A TRAVELLERS’ site proposed for a Dorset village has been likened to a concentration camp.

The Gypsy Council claims that planned security measures are unacceptable and will deter travellers from using the site at Piddlehinton.

And questions have been raised over the way a decision to approve the site was reached.

Villagers reacted with anger when Dorset County Council’s planning committee granted permission for a temporary transit site at Piddlehinton for the next three summers.

The site is adjacent to a business park and residents say it will also have an adverse affect on the existing permanent travellers’ site in the village.

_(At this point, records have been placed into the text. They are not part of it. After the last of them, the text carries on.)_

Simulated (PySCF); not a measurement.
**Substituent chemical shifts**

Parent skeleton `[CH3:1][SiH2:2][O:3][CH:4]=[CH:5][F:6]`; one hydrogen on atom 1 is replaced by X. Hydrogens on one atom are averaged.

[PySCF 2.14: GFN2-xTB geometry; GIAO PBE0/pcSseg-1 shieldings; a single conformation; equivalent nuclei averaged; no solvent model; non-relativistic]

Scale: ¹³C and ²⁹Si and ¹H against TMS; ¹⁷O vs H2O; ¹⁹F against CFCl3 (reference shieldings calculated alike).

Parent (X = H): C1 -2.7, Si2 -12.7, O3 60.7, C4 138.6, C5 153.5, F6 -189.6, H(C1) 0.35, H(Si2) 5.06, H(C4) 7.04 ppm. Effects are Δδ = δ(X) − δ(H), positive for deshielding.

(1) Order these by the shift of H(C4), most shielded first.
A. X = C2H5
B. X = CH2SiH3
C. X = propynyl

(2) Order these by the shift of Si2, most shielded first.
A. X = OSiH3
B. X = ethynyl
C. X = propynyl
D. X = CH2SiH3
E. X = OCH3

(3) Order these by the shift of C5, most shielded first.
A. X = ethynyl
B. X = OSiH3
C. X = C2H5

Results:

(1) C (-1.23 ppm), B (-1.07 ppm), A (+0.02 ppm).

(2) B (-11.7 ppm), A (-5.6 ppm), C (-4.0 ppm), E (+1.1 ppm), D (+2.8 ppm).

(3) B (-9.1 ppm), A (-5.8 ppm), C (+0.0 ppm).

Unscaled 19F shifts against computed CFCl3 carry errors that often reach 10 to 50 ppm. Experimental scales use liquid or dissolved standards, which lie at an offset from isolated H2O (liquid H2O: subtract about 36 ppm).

District councillor Jacqui Cuff said she was aware that the local parish council was looking to lodge a complaint with the county council after a chaotic meeting at County Hall to decide the application, and the authority has confirmed it is investigating the matter.

At one stage a proposal to refuse the scheme seemed to have been passed when two members supported it and only one refused, with the other committee members not voting.

The vote was later taken again and the motion failed by four votes against to two for and eventually the application was approved subject to a condition surrounding security on the site.

Cllr Cuff said she was ‘embarrassed’ by the way the meeting was handled.

She said: “The actual decision-making process and the way that was conducted was questionable.

“It certainly didn’t come across as professional as I would liked to have seen.”

Cllr Cuff said the residents had legitimate planning reasons for the scheme to fail, not least the impact on the neighbouring Enterprise Park and the adverse impact on residents of the village and the permanent site.

She also said the travellers using the temporary site would struggle to access facilities such as schools and shops.

With the search for permanent travellers sites continuing, Cllr Cuff said she believed Piddlehinton could be asked to shoulder the burden again in three years’ time as it was seen as the ‘point of least resistance’ compared to bigger populations in Weymouth and Poole where proposed sites have failed.

Jonathan Mair, Dorset County Council’s head of legal and democratic services, said: “We understand there were some concerns about how decisions were made at last week’s planning committee meeting, and we are investigating the matter.”

Concerns of the Gypsy Council

CONCERNS have been raised from the Gypsy Council over the stringent security measures that will be in force when the travellers site at Piddlehinton comes into use.

Joseph G Jones from the Gypsy Council likened the surveillance – with proposed 24-hour security and number plate recognition cameras at the entrance to the site – as like a ‘concentration camp’.

He said: “I just don’t know who would want to use it if they are saying they are going to use number plate recognition cameras on site – that means the police are effectively going to be running the site.”

Mr Jones added: “It sounds a bit racist really because it’s only gypsies and travellers it’s designed for and they are saying that it should have this in-built security.

“It’s a particularly unpleasant idea.”

Head of countryside and business development at Dorset County Council Dave Ayre stressed that the CCTV cameras were at the entrance to the neighbouring Piddlehinton Enterprise Park and were not trained on the travellers’ site.

He said: “It won’t just apply to the residents of the gypsy site, it’s for anybody who enters and exits the Enterprise Park so it will be all the businesses and their customers.”

Firms at the Enterprise Business Park said they were angered by the decision.

Graham McDonald and Roger Cole own Reprint which employs eight people.

Mr McDonald said: “We are all up in arms about it, we are all very annoyed. We do not think it is right that it has just been passed through. It just doesn’t feel right.”

Ian Ring, who owns the Blastech firm on the park, said: “I am against the site being set up unless it is really well policed and from what I understand, it won’t be.

“Most people on the business park are against it.

“I am the president of the rugby club and when we have had temporary travellers in the past, we have had instances of the club being broken into and fly tipping at the same time they are here.”